Dr Sigman, who has four children aged between three and 17, criticised programme-makers who said television was educational and the government for not issuing rationing guidelines. He believes children under three should not watch TV, and those between three and seven should watch 30 minutes to an hour a day.
He told MPs at the conference organised by the pressure group, Mediawatch-UK: "I was told by the head of BBC children's TV [Richard Deverell] that TV 'helps children get interested in the outside world.' The world around them gets them interested in the outside world. We are told children need electronic entertainment or they get bored. It is not true. Children have an infinite ability to entertain themselves, which television seems to erode. What children are exposed to under the age of seven, and particularly under the age of three, is of paramount importance. It's really the under threes we're most concerned about and dramatically limiting the amount watched between three and seven."
But Greg Childs, from the Save Kids' TV campaign, insisted it was "unrealistic and unnecessary" to ban television for under threes, and instead efforts should focus on improving the quality of programmes.
"There are plenty of studies that indicate the educational value of programmes for children [and] the socialisation value in the way that they create conversations, rather than destimulate them."

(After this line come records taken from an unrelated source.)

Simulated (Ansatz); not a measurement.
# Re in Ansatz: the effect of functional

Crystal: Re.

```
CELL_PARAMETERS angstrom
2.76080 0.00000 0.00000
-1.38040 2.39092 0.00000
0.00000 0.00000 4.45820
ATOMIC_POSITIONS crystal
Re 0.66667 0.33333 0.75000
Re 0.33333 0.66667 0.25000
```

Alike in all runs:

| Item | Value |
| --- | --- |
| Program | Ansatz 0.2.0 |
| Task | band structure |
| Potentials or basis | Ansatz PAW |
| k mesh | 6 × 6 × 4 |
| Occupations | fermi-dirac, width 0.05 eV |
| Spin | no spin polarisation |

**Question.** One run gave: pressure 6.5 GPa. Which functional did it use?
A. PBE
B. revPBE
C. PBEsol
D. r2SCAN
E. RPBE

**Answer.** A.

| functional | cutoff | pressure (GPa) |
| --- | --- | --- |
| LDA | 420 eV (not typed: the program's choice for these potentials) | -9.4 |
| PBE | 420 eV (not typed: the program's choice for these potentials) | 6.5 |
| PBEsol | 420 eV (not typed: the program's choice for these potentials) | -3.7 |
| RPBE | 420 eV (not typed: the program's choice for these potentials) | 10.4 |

A BBC spokesman said: "We agree that parents should monitor what and how much TV their children watch. The BBC does not make programmes for children younger than two and our pre-school programmes are made with children's development in mind."
A Department for Culture, Media and Sport spokesman said the government had no plans to introduce a recommended "daily allowance" rationing the amount of TV children watch.
One study, conducted by Cornell University in the United States last year, had suggested early exposure to TV could be a trigger for autism.